Frigid weather pushes more homeless to local shelters

Julien Gignac, Centretown News
Shelters across the city such as the Ottawa Mission face overcrowding this winter.
As cold descends and Ottawa is enveloped in snow, the city’s homeless shelters are struggling to make use of every bit of space to ensure no one is left out in the cold.

Two weeks after two homeless men died on the streets of Toronto, representatives of Ottawa’s emergency shelters say they’re already bursting at the seams. 

There are 235 beds at the Ottawa Mission, but workers have been laying out mats in the chapel before winter even began. 

“Most of the fall, we’ve been in an overflow situation even before the cold weather got here,” says Shirley Roy, the mission’s community relations manager.

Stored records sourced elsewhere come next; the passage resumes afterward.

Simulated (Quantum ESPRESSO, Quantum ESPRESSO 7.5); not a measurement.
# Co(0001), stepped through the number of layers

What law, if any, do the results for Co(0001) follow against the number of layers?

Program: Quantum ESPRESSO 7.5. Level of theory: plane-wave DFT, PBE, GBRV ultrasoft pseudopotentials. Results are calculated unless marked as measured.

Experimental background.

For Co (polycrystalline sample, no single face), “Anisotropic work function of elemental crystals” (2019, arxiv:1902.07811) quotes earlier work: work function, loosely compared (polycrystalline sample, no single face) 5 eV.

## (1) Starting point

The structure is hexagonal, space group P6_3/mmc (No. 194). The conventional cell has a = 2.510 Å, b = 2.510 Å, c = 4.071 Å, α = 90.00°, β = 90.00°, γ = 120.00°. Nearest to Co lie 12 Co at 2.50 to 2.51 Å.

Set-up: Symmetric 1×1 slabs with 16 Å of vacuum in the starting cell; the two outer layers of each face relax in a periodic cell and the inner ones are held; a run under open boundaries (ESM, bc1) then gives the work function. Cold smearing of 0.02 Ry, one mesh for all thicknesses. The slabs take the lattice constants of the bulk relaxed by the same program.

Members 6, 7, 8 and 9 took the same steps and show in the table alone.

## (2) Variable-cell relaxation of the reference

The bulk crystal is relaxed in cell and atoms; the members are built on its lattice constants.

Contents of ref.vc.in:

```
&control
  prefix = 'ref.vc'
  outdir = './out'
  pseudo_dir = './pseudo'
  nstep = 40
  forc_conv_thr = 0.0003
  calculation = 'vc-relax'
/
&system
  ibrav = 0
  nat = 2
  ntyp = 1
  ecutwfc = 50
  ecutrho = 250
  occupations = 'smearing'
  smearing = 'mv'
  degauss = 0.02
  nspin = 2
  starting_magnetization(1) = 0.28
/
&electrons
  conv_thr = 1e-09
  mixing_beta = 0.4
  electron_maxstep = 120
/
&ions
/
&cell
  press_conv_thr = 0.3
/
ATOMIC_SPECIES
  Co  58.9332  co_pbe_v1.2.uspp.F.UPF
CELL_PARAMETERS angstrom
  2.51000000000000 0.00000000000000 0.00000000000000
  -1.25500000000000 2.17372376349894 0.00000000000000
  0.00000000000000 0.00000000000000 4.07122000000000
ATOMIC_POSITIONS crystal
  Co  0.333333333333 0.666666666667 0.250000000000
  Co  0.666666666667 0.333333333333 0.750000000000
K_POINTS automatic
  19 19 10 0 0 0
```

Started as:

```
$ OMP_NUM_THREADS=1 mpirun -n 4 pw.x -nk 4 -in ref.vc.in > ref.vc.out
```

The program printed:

The situation is the same at shelters across the city. 

“The services are maxed out during cold spells,” says Sean Maddox, public relations director of the Salvation Army’s Ottawa Booth Centre. “Every free bed is taken.”

While Ottawa’s shelters have a strict policy not to turn anybody away, the City of Ottawa estimates there are between 16 and 45 people sleeping outside most nights. 

The city works with the shelters to run various outreach programs as part of the Extreme Cold-Weather Initiative. 

For example, the Salvation Army Outreach Van patrols the city almost 24 hours a day to find people in need and take them in or give them supplies.

According to Maddox, sometimes the issue for outreach services is that not everyone wants to be helped. 

“There are individuals who are afraid of shelters and do not come in due to their own mental illnesses, who choose to live on the streets,” says Maddox. “There’s not many of them, but we work in co-operation with the other shelters in town to make sure those individuals are taken care of during the cold evenings.”

The emergency shelters, such as the Ottawa Mission and the Shepherds of Good Hope, are in frequent contact to streamline services and shuffle people around to manage overflow. 

However, there are only so many extra mats they’re able to lay out. 

Mike Bulthuis, executive director of the Alliance to End Homelessness, says the only way to solve congestion in the city’s shelters is by giving people ways to escape homelessness. 

“Where we have work to do as a community is to come together and create the permanent housing solutions so that these folks don’t have to experience these kinds of conditions,” Bulthuis says. 

According to the organization’s 2013 report card assessing homelessness in Ottawa, 500 fewer people were using homeless shelters than in 2012, but the average length of stay had risen from 69 days to 73 days. Bulthuis says the 2014 report card will be released in the spring. 

Meanwhile, at the Ottawa Mission, staff keep the lounge area near their front desk open 24/7 so people can come in throughout the night and warm up.

“We try to make sure if somebody is trying to get out of the cold weather that they have a place to go,” says Roy.